Top Ten Tuesday – Bookish Quotes on Grief and Loss

Today’s Topic: Book Quotes that Fit X Theme (Pick any theme you want, i.e., motivational quotes, romantic dialogues, hunger-inducing quotes, quotes that fill you with hope, quotes on defeating adversity, quotes that present strong emotions, healing, etc. and then select quotes from books that fit that theme.)

Hosted by: That Artsy Reader Girl

Last year, someone very near and dear to me passed away. It really hit me hard. Thanks to that loss, I now notice fictional statements on grief and loss whereas in the past, I kind of skimmed over them. It wasn’t something I really related to. Now I do. And I hope that this experience and the ability to relate to fictional character’s journeys of grief are making me a more understanding and compassionate person.

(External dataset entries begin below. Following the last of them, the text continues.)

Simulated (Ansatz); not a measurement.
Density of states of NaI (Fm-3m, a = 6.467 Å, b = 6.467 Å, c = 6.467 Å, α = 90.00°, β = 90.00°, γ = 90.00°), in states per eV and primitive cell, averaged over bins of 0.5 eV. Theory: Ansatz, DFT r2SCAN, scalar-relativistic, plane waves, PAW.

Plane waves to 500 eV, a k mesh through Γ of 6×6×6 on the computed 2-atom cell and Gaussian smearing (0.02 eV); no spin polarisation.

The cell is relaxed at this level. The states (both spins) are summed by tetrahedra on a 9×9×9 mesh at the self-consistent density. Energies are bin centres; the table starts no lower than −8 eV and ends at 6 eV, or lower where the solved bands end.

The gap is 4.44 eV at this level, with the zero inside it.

“Grief isn’t always a loss of any one person or thing. I think it’s the loss of who we might have become had life not taken an unexpected turn. That needs some time to work out.”

I’d compared love to a battle, but I’d learned now that grief was an ambush, lying in wait to attack when least expected.

Loneliness was not silent—it was loud and painful, like a whirring noise that crept up on you and wouldn’t leave you alone.

She also knew that if life was indeed a process of loss, then she had been gifted at the beginning with simply much more to lose: a precious family heritage, and the tremendous comforts of wealth.

To realize that just because I had been hurt in the past didn’t mean I was too fragile to risk hurt again. That it was worth it to feel deeply and fall deeply and lose myself in possibility.

Grief was like a shipwreck, surrounding you with a chaos of debris on unrelenting waves. Sometimes shards hit you square on, inflicting fresh pain as you worked tirelessly to tread water. Other times, bits floated by as a reminder of the beautiful vessel that once was. Eventually, the wreckage would settle in its resting place on the calm, dark ocean floor. It became unseen, but never forgotten and never really gone.

“That’s the thing about loss, dear. Those of us left on this side of heaven must redefine ourselves. It’s the only hope we have of continuing to live in the here and now.” She reached out and patted Cora’s knee. “Otherwise, we end up doing something that only resembles living, in a version of  the past that doesn’t exist anymore.”

“All I know is, God is not absent in our pain. Nor is He indifferent to our questions.”

She’d seen it time and time again. Men needed to feel the rush of pain as a sacrifice to their survival while their mates lay buried in the mud. Survivor’s guilt.

“Trauma never disappears, Genevieve. The things we’ve experienced are always a part of us. When we’re stressed, old traumas like to rear their heads.”

“Some memorials . . . they’re living and breathing ones. People, walking around, carrying that other person with them until the day they die.”

“The pain. It’s worth it. The more you love, the more it hurts. But it’s worth it. It’s the only thing that is.”

“I don’t cry either; I can’t. I cared for Lucy, cared for Abigail, but grief is draining. I am hoarding my strength and my stamina for life, and I will not spend it on death.”

You can miss your family so much you have to look down to see your chest rise and fall, to confirm that it hasn’t been cut open and you’re not bleeding out and you’re still breathing.